Microsoft backtracks on free Office Live domains
Software maker started charging new customers for domain renewals last year, but had told early customers domains would be registered for free "in perpetuity."
In a reversal, Microsoft says it will now charge all small businesses an annual domain registration fee, even those companies it had promised free Web site registrations for life.
Starting October 1, all customers will have to pay $14.95 a year to renew their custom Web address. Microsoft offers Web site registration as part of its Office Live Small Business service. In some ways, it's understandable, given that Microsoft has to pay fees each year in order to keep renewing the domains.
However, the move does mean the software maker is going back on a promise it made last year. As part of a, the company said that new customers of Office Live Small Business would have to pay for domain renewals after the first year, but promised that early customers of the services would get their domains registered for free "in perpetuity."

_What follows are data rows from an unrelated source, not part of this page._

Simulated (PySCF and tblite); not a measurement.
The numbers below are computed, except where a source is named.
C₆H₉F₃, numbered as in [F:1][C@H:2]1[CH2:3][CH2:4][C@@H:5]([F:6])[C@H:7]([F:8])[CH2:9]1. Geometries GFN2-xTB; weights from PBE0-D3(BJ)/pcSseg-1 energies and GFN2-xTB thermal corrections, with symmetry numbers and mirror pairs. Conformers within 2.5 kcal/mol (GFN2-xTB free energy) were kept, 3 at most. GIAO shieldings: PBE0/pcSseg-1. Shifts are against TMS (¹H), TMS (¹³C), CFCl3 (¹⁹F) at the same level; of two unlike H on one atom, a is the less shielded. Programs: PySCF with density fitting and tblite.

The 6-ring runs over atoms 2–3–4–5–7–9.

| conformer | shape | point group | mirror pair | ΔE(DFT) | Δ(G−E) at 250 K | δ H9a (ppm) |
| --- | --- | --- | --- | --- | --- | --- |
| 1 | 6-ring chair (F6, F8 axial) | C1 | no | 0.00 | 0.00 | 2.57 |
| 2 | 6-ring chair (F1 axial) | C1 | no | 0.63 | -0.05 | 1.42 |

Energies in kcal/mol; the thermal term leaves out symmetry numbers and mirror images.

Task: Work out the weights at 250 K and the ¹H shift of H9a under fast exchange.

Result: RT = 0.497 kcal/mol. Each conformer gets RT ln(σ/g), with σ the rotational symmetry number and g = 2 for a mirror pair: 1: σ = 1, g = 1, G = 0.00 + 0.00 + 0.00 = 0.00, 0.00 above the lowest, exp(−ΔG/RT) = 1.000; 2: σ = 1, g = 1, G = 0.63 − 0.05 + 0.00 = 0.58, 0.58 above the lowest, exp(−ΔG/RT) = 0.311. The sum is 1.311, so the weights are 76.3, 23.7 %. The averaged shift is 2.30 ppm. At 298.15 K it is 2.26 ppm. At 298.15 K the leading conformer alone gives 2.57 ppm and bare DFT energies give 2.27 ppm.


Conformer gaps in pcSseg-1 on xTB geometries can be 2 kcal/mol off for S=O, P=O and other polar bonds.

In a statement, Microsoft acknowledged the shift.
"Yes, it is a change," Microsoft said in a statement to CNET News. "As you know, we made a decision in February 2008 to begin charging $14.95 (per) year for custom domain name renewals for new customers. Now, we're asking all customers to pay this same fee once their domain comes up for renewal."
Microsoft did say that the price is quite competitive and noted that the majority of its Office Live small business services are still offered for free. Those that want a Web site for free have the option of moving their site from a custom domain and onto their own portion of the Office Live domain.
However, Microsoft notes that while the Web site will transfer, other data could be lost.
"All e-mail accounts on the expired domain name will be automatically removed and e-mail messages will not be saved," Microsoft said on its Web site, adding a link to a page offering methods of backing up such data.
The move comes as Microsoft is shifting more of its online attention toward bringing the full Office suite on to the Web, as opposed to ancillary services. Free, browser-based versions of Word, Excel, PowerPoint, and OneNote are coming next year as part of Office 2010.
The Office Live Small Business tools date back to the earliest days of Microsoft's Live push, first announced in late 2005 and released in final form in November 2006.